Auto Safety Agency Staffing Cuts Linked to Inadequate Recall Tracking

March 28, 2014 by

The U.S. office responsible for monitoring safety defects in cars has had its budget stagnate and its staff cut by one-fifth from highs more than a decade ago, when Congress tried to strengthen it.

While no one has connected cuts to the failure to order a recall earlier of 1.6 million General Motors Co. cars linked to 12 deaths, safety advocates say U.S. investigators don’t have enough resources to keep up with data and detect patterns.

“They’re getting information, and they’re not following up,” Sally Greenberg, president of the Washington-based National Consumers League said in a phone interview. “They’re not capturing the information in a way that’s useful. They’re not responding quickly to a litany of similar complaints.”

Legislation passed in 2000 amid a Ford Explorer SUV tire recall was supposed to boost the National Highway Traffic Safety Administration’s defects-investigation team, adding people and giving it direct access to manufacturer data. Since then, defects that weren’t pinned down for years have occurred in Toyota Motor Corp. models and now, at Detroit-based GM.

As the number of registered cars in the U.S. rose to 248 million, NHTSA’s Office of Defect Investigations shrunk to 51 employees, from 64 in 2002. Its budget has been about $10 million annually since 2005, according to NHTSA.

“The idea of $10 million for an office that’s in charge of the safety of all these vehicles, undertaking investigations and doing the recalls, it’s just ridiculous,” said Jackie Gillan, president of Advocates for Highway and Auto Safety, a Washington-based group that works with the insurance industry.

“You look at the number of people working on this, you look at their inadequate funding, and you think to yourself, no wonder this is happening over and over again.”

Nathan Naylor, a spokesman for NHTSA, defended the agency’s track record, saying its investigations have led to 929 recalls involving more than 55 million vehicles in the past seven years. Vehicle-related fatalities are at historic lows, and automakers have paid more than $85 million in fines since 2009 for delays in reporting defects, Naylor said in an e-mail.

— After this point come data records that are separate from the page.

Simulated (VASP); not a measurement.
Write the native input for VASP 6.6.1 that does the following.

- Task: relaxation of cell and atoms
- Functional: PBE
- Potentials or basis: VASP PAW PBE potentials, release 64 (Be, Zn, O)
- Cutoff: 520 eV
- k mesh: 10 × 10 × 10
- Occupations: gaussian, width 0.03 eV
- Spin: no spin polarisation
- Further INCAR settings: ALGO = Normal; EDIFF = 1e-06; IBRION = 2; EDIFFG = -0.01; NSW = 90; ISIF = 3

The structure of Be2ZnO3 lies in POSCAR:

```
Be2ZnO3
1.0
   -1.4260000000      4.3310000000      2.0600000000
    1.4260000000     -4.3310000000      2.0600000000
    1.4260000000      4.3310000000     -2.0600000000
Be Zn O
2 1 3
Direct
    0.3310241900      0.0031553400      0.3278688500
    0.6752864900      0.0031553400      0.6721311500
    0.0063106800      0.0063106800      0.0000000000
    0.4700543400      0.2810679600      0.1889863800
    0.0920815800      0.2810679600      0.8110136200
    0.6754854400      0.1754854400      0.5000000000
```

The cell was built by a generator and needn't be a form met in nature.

The agency “pursues investigations and recalls wherever our data justifies doing so,” Naylor said in response to questions about the agency’s staffing. “NHTSA is constantly looking for ways to improve our process so we can better identify serious safety defects.”

While Naylor didn’t discuss GM, NHTSA has said it didn’t force a recall sooner because the automaker hadn’t provided timely information that connected defective ignition switches with failing air bags.

Legislation introduced in the Senate yesterday would require NHTSA to publish information it collects now and do so in a searchable, user-friendly format. That would open the door for analysis of an automaker’s safety data by watchdog groups, competing car companies and lawyers for accident victims.

NHTSA has been down this road before. The Transportation Recall Enhancement, Accountability and Documentation Act that emerged in 2000, amid media reports that Ford Motor Co.’s Explorer SUVs were rolling over and killing people after their Bridgestone Corp. Firestone tires fell apart, led to a doubling of the spending on defects investigations.

The law, known as the Tread Act, also gave the regulators more information about emerging defects through quarterly reports compiling warranty claims, death and injury data from every automaker.

That was supposed to give NHTSA the raw data that companies compile and scan for anomalies that would indicate a defect. The system didn’t catch the reports of faulty floor mats and sticky pedals in Toyota vehicles that became a focus of congressional hearings in 2010. It also didn’t catch the GM ignition-switch defect.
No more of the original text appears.